Jim,
The gear leg fairing alignment was a challenge for me. I had another post on this sometime in the recent past, but here is another explanation of my experience:
1) I originally "aligned" my fairings by just lining them up with Bob Snedaker's upper gear leg fairings. I supplemented using the Mark-1 Eyeball method, and they looked straight. However, my RV-6 came out with a very significant yaw when flying with the fairings on - so back to the drawing board.
2) I re-fit the fairings using the Van's string method, which was very confusing to me as well, at first. George's drawing should hopefully clear it up somewhat. That got me closer, but unfortunately did not take out all of the yaw. I still had nearly a full ball-width out of trim at cruise speeds. Back to the drawing board.
3) Third time, I used the trial-and-error method. I had a good place to start from using the string method, so I went from there. I had taken off the lower and upper fairings, so that meant I could adjust the leg fairings in small amounts to test the impact on flying qualities. I just marked where they were on the gear leg, then adjusted from there. Clamping down the hose clamp really tight kept them very securely in place. Then I just went flying and saw how it did. I was careful to be relatively consistent with my data points - same altitude and airspeed for each run. I found that I could take out the yaw, but the adjustment created some "heavy wing" when I did it. Makes sense, of course.
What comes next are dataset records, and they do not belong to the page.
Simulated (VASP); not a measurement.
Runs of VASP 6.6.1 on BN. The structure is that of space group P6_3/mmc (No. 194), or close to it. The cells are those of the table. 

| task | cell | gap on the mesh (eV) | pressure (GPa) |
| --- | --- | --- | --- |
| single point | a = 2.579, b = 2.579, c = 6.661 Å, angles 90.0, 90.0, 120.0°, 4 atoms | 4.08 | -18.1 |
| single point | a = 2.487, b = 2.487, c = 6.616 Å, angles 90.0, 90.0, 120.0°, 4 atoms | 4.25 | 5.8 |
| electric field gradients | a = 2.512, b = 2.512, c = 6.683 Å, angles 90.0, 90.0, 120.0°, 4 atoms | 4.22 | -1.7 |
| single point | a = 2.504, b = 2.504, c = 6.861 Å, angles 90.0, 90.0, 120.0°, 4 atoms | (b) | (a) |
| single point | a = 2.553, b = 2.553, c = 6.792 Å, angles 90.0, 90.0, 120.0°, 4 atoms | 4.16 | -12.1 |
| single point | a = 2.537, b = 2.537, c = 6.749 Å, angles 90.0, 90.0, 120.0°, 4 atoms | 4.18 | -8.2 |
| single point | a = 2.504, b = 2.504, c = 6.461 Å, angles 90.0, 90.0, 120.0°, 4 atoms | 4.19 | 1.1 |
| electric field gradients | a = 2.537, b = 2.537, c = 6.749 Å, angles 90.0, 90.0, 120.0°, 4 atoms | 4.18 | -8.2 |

4) Another method I tried was to go flying with the hose clamps on a bit loose. I would fly the airplane up to redline airspeed (180kts, RV-6) and keep it straight with appropriate rudder. The idea was to have the fairings streamline to the relative wind, and see where they came out. This worked out OK - not perfectly. They gave me another datapoint for placing the fairings.
5) In the end, I found a happy medium, close to where the fairings streamlined, but not perfectly. They work a bit as a trim tab for yaw, but they give me a little bit of rolling moment as well. I wouldn't say I'm thrilled with the outcome, but they are functional.